Credit: Reuters/www.khamenei.ir/Handout
DUBAI |
Thu Aug 30, 2012 4:38am EDT
DUBAI (Reuters) - Iran has no interest in nuclear weapons but will keep pursuing peaceful nuclear energy, Supreme Leader Ayatollah Ali Khamenei told heads of state from developing countries in Tehran.
Iran, hosting a summit of the 120-nation Non-Aligned Movement (NAM), is hoping the high-profile event will prove that Western efforts to isolate it and punish it economically for its disputed nuclear programme have failed.
"Our motto is nuclear energy for all and nuclear weapons for none," Khamenei told the assembled heads of state.
But discord over Syria swiftly marred the summit when Egyptian President Mohamed Mursi urged member states to support Syrians striving to overthrow President Bashar al-Assad, whose staunchest regional ally is Iran.

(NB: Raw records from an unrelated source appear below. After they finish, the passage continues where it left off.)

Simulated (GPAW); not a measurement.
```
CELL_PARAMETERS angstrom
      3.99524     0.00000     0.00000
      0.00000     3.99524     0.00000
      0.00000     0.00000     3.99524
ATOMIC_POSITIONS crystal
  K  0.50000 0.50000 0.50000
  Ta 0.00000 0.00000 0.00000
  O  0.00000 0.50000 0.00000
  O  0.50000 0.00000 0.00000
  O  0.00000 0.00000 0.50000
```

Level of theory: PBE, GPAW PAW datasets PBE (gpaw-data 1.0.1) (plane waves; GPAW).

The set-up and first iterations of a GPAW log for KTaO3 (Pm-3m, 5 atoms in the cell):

"Our solidarity with the struggle of the Syrian people against an oppressive regime that has lost its legitimacy is an ethical duty as it is a political and strategic necessity," Mursi said, prompting a walkout by the Syrian delegation, according to the pan-Arab satellite channel Al Jazeera.
It was not immediately clear if the Syrians had returned to the meeting after Mursi's speech.
Mursi's visit to Tehran was the first by an Egyptian leader since Iran's Islamic Revolution in 1979, but his uncompromising speech suggested there would be no swift reconciliation between the two countries after three decades of animosity.
Diplomatic relations between Cairo and Tehran broke down immediately after Iran's revolution over Egypt's support for the overthrown Shah and over its peace agreement with Israel.
The NAM summit's final declaration is set to express deep concern about the violence in Syria and support for efforts by U.N.-Arab League envoy Lakhdar Brahimi to broker a resolution to the conflict, a delegate at the meeting told Reuters.
United Nations Secretary General Ban Ki-moon, attending the Tehran summit, urged Khamenei late on Wednesday to take concrete steps to prove Iran's nuclear work is peaceful.
The West suspects Iran is seeking a nuclear weapons capability, an accusation Tehran denies.
In his speech, Khamenei criticized the U.N. Security Council as an illogical, unjust and defunct relic of the past used by the United States "to impose its bullying manner on the world".
"They (Americans) talk of human rights when what they mean is Western interests. They talk of democracy when what they have is military intervention in other countries," he added.